The village, Pierrefeu-du-Var, is located close to the Fort de Bregançon presidential retreat where Hollande has been on holiday with his glamorous
journalist girlfriend, Valerie Trierweiller, since the beginning of August.

Political observers say the choice of location is no accident as Hollande attempts to portray himself as a president who shares voters' concerns over
insecurity and is willing to take tough measures to fight crime.

On Saturday, after attending a memorial service for the 88th French soldier to die in Afghanistan, Hollande made an unannounced detour to Grenoble to
visit victims of a recent violent hold-up, promising that the city would be added to a list of priority areas for tougher action on crime.

Polls suggest that law and order is an area where Hollande's Socialists are vulnerable to attack but it is on foreign affairs that the right-wing
opposition has focused its criticism in recent weeks.

Accusing him of standing by passively in the face of carnage in Syria, the main opposition UMP party has portrayed Hollande as a hopeless ditherer,
incapable of the kind of bold action which saw his predecessor, Nicolas Sarkozy, lead Western intervention in Libya last year.

It is a caricature that, worryingly for the Socialists, appears to be sticking and the combination with a deteriorating economic outlook has not
helped Hollande's standing with an electorate that handed him a convincing victory over Sarkozy in May.

"After 100 days, Mr Hollande has still to assert his leadership," said a headline in the influential Le Monde.

Libération, suggested that voters are sceptical about the new administration's capacity to address the myriad problems facing the country.

"The French are still struggling to understand where François Hollande and his team are really leading them," Liberation said in an editorial.

The results of an opinion poll carried out for Le Figaro newspaper at the weekend will have made grim reading for Hollande and Trierweiller as they
celebrated his 58th birthday in their Riviera retreat on Sunday.

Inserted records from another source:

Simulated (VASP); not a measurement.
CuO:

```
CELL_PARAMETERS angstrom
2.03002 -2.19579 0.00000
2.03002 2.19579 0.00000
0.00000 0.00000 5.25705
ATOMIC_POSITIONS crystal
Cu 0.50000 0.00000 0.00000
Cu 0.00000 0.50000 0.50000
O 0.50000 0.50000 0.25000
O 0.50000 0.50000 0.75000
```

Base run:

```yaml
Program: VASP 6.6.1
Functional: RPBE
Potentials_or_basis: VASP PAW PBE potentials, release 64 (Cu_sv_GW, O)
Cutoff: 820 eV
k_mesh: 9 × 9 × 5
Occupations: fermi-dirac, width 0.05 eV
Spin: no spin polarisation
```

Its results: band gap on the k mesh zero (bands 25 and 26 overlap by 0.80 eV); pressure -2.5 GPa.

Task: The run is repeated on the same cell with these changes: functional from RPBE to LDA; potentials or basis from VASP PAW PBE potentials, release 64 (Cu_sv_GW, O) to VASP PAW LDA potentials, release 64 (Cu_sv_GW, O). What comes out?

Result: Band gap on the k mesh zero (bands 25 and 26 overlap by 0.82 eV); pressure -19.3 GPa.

A majority (54 percent) of the electorate declared themselves unhappy with the president's performance to date and a slightly smaller majority (51
percent) said things had changed for the worse since he took office.

Of recent French presidents, only Jacques Chirac has fared worse in the polls at such an early stage of his administration.

Paradoxically, big majorities of voters say Hollande has so far stuck to his electoral promises, most notably reinstating retirement at 60 for
long-serving workers, and certain policies such as the accelerated withdrawal of French troops from Afghanistan are very popular.

The mood among many French people seems to be one of resignation. The problems Hollande is facing, particularly on the economic front, appear simply
too big for him to do much about them.

The polls have not all been bad for Hollande. One carried out for the Journal du Dimanche last week saw him placed 15th on a list of the most popular personalities in France.

That still left him trailing the likes of former tennis star Yannick Noah and football legend Zinedine Zidane but Holland could take comfort from the
fact that he was the only politician to make the top 50.